Version 1.8 of ais/ai-00426.txt

Unformatted version of ais/ai-00426.txt version 1.8
Other versions for file ais/ai-00426.txt

!standard 13.09.01 (6)          05-09-20 AI95-00426/05
!standard 13.09 (11)
!standard 13.09.02 (12)
!class binding interpretation 05-04-08
!status Amendment 200Y 05-05-05
!status WG9 Approved 06-06-09
!status ARG Approved 8-0-2 05-04-18
!status work item 05-04-08
!status received 05-04-08
!priority High
!difficulty Hard
!subject Language-defined routines returning abnormal and invalid values
!summary
Various language-defined functions and procedures can produce abnormal values for non-scalar types.
Unchecked_Conversion cannot produce abnormal values for scalar types (but it can produce invalid values).
13.9.1(9) applies to function results.
!question
13.9.1(6) seems to describe all of the operations that can return abnormal values. But what exactly does "language-defined input-output procedure" mean? Does it include a stream attribute like T'Read (which doesn't necessarily do any input - the stream may be a memory buffer, for instance)?
Moreover, this list doesn't include any functions (like T'Input or Unchecked_Conversion), which also can return abnormal values. But this seems like a complete list. Should this be updated? (Yes.)

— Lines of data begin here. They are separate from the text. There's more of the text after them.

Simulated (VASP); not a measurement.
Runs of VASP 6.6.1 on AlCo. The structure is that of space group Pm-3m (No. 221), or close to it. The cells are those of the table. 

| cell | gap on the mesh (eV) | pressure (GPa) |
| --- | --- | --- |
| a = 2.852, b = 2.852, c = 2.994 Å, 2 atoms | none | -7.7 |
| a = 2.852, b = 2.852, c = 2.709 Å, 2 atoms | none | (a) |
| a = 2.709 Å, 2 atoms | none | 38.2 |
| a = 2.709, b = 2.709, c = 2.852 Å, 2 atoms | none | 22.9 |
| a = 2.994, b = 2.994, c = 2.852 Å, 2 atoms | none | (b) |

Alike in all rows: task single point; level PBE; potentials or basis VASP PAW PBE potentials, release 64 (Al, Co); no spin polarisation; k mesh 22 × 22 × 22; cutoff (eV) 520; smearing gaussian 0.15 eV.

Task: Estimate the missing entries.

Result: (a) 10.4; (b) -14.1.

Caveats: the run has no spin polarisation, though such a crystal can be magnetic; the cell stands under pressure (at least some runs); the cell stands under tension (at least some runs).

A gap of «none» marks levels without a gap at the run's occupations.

AI-167 eliminates erroneous execution from various function results. But it does not eliminate exceptions from being raised by the bounded error 13.9.1(9) nor from the subtype conversion implicit in assignment. It's clear that the intent was that validity could be tested without having to worry about stray exceptions, but this was not accomplished. Should it be? (No.)
!recommendation
(See summary.)
!wording
Replace 13.9.1(6):
* The object is not scalar, and is passed to an in out or out parameter of an
imported procedure, the Read procedure of an instance of Sequential_IO, Direct_IO, or Storage_IO, or the stream attribute T'Read, if after return from the procedure the representation of the parameter does not represent a value of the parameter's subtype.
* The object is the return object of a function call of a non-scalar type,
and the function is an imported function, an instance of Unchecked_Conversion, or the stream attribute T'Input, if after return from the function the representation of the return object does not represent a value of the function's subtype.
AARM Notes: We explicitly list the routines involved in order to avoid future arguments. All possibilities are listed.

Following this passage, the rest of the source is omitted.